Use RumbleDB to query data with JSONiq, even data that does not fit in DataFrames.
Try-it-out sandbox: https://colab.research.google.com/github/RumbleDB/rumble/blob/master/RumbleSandbox.ipynb
Instructions to get started: https://rumble.readthedocs.io/en/latest/Getting%20started/
Supported Java versions
The jars are compatible with Java 11. Support for Java 8 is dropped.
Supported Spark versions
Spark 3.2 and 3.3 are no longer supported as of RumbleDB 1.22, as they are no longer supported officially by the Spark team. Spark 3.4 and 3.5 are supported. Spark 4 is currently in preview and not supported yet by RumbleDB, but we are currently trying it out in order to support in future releases.
Jars
RumbleDB comes in 3 jars that you can pick from depending on your needs:
rumbledb-1.22.0-standalone.jar contains Spark already and can simply be run "out of the box" with java -jar rumbledb-1.22.0-standalone.jar with Java 11.
rumbledb-1.22.0-for-spark-3.4-scala-2-12.jar, rumbledb-1.22.0-for-spark-3.5-scala-2-12.jar, and rumbledb-1.22.0-for-spark-3.5-scala-2-13.jar are smaller in size, do not contain Spark, and can be run in a corresponding, existing Spark environment either local (so you need to download and install Spark) or on a cluster (EMR with just a few clicks, etc) with spark-submit rumbledb-....jar -q '1+1'
Improvements
Support for the W3C-standardized copy-modify-return expression as a more convenient way to transform JSON objects and arrays with the update syntax (insertion, deletion, replacement, renaming)

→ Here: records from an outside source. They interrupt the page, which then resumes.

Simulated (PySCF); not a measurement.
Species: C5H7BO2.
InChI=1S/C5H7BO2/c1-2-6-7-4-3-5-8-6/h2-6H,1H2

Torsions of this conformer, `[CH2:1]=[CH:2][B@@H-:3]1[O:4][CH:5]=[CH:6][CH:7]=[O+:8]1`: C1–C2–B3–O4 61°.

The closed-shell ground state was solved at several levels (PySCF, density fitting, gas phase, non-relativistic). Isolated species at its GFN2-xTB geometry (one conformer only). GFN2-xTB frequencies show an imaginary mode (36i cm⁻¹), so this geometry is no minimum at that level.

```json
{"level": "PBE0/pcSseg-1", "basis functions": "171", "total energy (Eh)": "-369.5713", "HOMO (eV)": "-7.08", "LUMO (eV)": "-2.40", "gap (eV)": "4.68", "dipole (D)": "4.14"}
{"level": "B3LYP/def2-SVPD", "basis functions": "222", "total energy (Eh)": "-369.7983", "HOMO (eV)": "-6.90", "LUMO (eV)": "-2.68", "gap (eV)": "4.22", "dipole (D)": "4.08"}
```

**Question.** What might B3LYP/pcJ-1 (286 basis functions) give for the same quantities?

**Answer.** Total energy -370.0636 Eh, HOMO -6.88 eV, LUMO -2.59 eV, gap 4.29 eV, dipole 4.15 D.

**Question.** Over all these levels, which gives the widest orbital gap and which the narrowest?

Support for the persistence of updates on objects and arrays read from the DeltaLake (with the same update syntax)
Support for scripting: variable assignments, while loops, applying updates in the middle of the execution with visible side effects (under snapshot semantics), statements, block statements, continue, break, exit returning.
Many performance improvements
Many bugfixes